Monday, May 19th, 2008
Posted by Kelly Kearsley @ 02:07:40 pm

Weyerhaeuser doesn't know exactly when it will start exporting logs out of the Port of Olympia, but it does plan to start making its lease payments to the the port this month, The Olympian reports.

The export facility was supposed to move from the Port of Tacoma to Olympia two years ago.

From the story:

The Weyerhaeuser Co. is scheduled this week to make its first lease payment to the Port of Olympia for a controversial log-export business whose start has been delayed two years because of court challenges.

A Weyerhaeuser spokesman last week was unable to make a specific prediction about when the Federal Way-based timber company would start exporting logs, as planned, to Japan.

Still, Weyerhaeuser’s first payment to the port is significant, spokesman Frank Mendizabal said.

“It is a milestone in the sense that we are moving forward with the project,” he said. “This is just another step on that path.”

The company signed a five-year lease with the port in 2005. At that time, Weyerhaeuser expected to begin export operations after relocating from Tacoma by summer 2006.

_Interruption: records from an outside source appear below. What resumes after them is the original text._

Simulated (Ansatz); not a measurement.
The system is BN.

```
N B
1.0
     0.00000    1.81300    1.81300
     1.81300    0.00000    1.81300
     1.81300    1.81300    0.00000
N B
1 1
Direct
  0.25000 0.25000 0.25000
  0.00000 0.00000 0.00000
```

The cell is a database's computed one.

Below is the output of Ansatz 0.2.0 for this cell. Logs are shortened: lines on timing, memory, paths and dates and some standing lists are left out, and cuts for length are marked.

Activists concerned about the environmental effects of the business challenged the plan. They sued for records maintained by Weyerhaeuser and the port before the lease was signed, challenged the use of port peninsula land for the export operation and argued that insufficient environmental study of the project had been done by the port.

[More:]

Opponents of the approval process challenged studies of the project’s noise, effects on traffic, air and water quality, and effects from light from possible nighttime operations. The port and Weyerhaeuser have prevailed in court on almost all of the challenges, but more remain.

The port’s lease requires Weyerhaeuser to pay monthly $73,500 payments to the port.